Lawmakers from both sides of the aisle say the United States will ultimately come through and send Ukraine more weapons to defend itself in Europe’s bloodiest war since World War II. 

But the one question they can’t answer is the precise path and timing for that aid to get through Congress.

“With all of our faults and warts, we’ve been there. And we are not leaving. We’re not going to abandon the Ukrainian people. I can assure the Ukrainian people we will not abandon them,” Rep. Bill Pascrell (D-N.J.) said Thursday at a news conference.

Pascrell was seconded by Rep. Joe Wilson (R-S.C.), the only Republican at the event, held in advance of the second anniversary of the Russian invasion, which began Feb. 24, 2022.

“Absolutely. We want to stand with Ukraine,” Wilson said.

Several of Wilson’s and Pascrell’s colleagues will be in Germany this weekend at the Munich Security Conference, an annual gathering of high-level military and diplomatic officials from across the globe, and they will push the same message: The U.S. will come through with help for Ukraine.

But they’ll face the same questions that Pascrell and Wilson were dogged with Thursday: How? And when?
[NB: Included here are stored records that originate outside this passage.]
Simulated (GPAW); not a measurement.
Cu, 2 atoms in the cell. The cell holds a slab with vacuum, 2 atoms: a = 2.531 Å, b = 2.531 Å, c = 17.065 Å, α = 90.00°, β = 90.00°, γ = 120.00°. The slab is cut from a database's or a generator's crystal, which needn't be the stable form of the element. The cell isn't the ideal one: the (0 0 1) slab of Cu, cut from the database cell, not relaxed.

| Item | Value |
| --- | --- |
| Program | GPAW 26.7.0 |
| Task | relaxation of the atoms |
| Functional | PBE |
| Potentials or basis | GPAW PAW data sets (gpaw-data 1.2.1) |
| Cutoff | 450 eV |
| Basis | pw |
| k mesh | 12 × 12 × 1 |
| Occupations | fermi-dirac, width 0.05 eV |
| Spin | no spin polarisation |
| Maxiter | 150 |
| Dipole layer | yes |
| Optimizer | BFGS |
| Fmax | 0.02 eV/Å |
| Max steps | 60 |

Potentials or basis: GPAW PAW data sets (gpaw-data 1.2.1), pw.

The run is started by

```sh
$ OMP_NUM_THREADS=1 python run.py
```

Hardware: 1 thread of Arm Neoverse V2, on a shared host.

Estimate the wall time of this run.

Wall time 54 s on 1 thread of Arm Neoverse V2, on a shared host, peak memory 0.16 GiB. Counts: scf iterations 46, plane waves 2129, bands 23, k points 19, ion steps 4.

The Senate, which advanced the arms package for Ukraine that also includes weapons for Israel and Taiwan, is not set to return to Washington until Feb. 26. The House is not due back until Feb. 28. When they get back to Washington, lawmakers’ highest priority will not be Ukraine but instead simply keeping open parts of the government set to shut down at midnight March 1, as well as others that are set to go dark March 8.

At the same time, Ukraine reportedly faces shortages of ammunition and is at a disadvantage to Russia in terms of artillery, the main weaponry at the front lines. Russia also won a small but potentially strategic victory in the disputed province of Donetsk, where Ukrainian forces abandoned ed the town of Avdiivka after months of Russian attacks. It is the biggest victory for Russia since its forces took the eastern Ukraine town of Bakhmut in May 2023.

John Kirby, the White House’s national security communications adviser, told reporters Thursday that Avdiivka was in danger as a direct result of shortages affecting Ukrainian troops.

“Because Congress has yet to pass the supplemental bill, we have not been able to provide Ukraine with the artillery shells that they desperately need to disrupt these Russian assaults,” Kirby said.

A recent social media post by Ukraine’s defense ministry highlighted shortfalls. During a Wednesday night attack, Ukraine intercepted only 13 of 26 missiles fired by Russia, the ministry said. That 50% success rate was well below past performances by the country’s mishmash air defense system, cobbled together with weapons from the United States and other allies, and came as Russia has intensified its air attacks in what officials fear is an attempt to deplete the country’s defense stocks.

But while Ukrainian troops fight off an emboldened Russian army, there appears little sense of urgency in official Washington. The possible routes for Ukraine aid would all require waiting until Congress comes back from its break, and some would see the Ukrainians wait even longer.

The quickest path would be for the House to simply approve the Senate package, which passed with an uncommonly bipartisan 70 votes in the 100-member Senate. But House Speaker Mike Johnson (R-La.) has shown little interest in this, saying that aid for Ukraine, Israel and Taiwan should be looked at separately and that there are unanswered questions about Ukraine’s military plans.

Another path would be for 218 House members, with the vast bulk being Democrats, to sign a discharge petition to force the Senate bill to a floor vote. But some Democrats may not sign a discharge petition because they object to Israel aid due to the brutality of Israel’s attacks on Gaza, and getting Republicans to cross over and provide the last few needed signatures would be hard. And the whole process would take weeks.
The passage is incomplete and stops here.